Young Clare eco-warriors combine sport with saving planet

Doora Barefield Community Games to eliminate plastic waste with reusable logo bottle

Graham Ball, Darragh Ball and Iarlaith McElroy at the launch of the Doora Barefield Community Games new waste reduction initiative: a reusable water bottle. Photograph: John Kelly

Graham Ball, Darragh Ball and Iarlaith McElroy at the launch of the Doora Barefield Community Games new waste reduction initiative: a reusable water bottle. Photograph: John Kelly

 

Monday is World Recycling Day when all across the globe people will aim to spread the message that reusing plastics and other materials is vital to preserving the Earth for future generations.

And in a small corner of Co Clare, one group of young eco-warriors has already started to make a big difference.

Doora Barefield Community Games has committed to encouraging every child within the group to purchase a specially branded water bottle in a bid to reduce waste and promote a more environmentally conscious outlook among its members.

With more than 300 children aged six to 16 participating in 54 events, the Clare group has the largest number of participants in the community games of anywhere across the country.

‘Cool’ accessory

Child-protection officer Vivienne McElroy said the group’s organising committee realised they could make a significant difference to the environment if they encouraged children to reuse their water bottles – and by branding the bottles with the group logo, they also became a “cool” accessory.

“We have a very large, busy group of children training for all sorts of sports and events from soccer and swimming to playing chess or taking part in a talent show,” she says. “For all of these activities, they need to keep hydrated and with several training sessions a week for many events, we noticed that that there were lots of children using once-off plastic bottles, with many being left at the side of the pitch or court after a session.”

Drum of water

The group has ordered 200 bottles with its logo on them, which are being sold to the children at a loss for €5 each. It is also liaising with a local water supplier to have a 20 litre drum of water available so there is always a refill on hand.

“We can have anything from 10-40 children at training sessions and events and if we can reduce the needless plastic waste by even five bottles per session, then we will have eradicated a minimum of 800 to 1,000 waste bottles this year alone,” says McElroy.

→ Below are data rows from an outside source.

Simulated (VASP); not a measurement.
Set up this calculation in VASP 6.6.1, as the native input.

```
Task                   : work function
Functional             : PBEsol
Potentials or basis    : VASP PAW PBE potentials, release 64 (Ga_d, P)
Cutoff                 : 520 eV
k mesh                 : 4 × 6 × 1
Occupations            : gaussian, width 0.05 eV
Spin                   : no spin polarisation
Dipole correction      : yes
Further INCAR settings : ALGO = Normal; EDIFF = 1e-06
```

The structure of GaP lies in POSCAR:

The not-for-profit voluntary group hopes to influence other parishes around the country to follow suit and help to make the National Community Games, currently under way in towns and villages across Ireland, a more eco-friendly affair.

“We are also very conscious of parents using takeaway coffee and tea cups as they watch and support their children. The vast majority of these are not recyclable or compostable so we would like to roll out a similar project and try to positively influence parents to make a wiser cup choice.”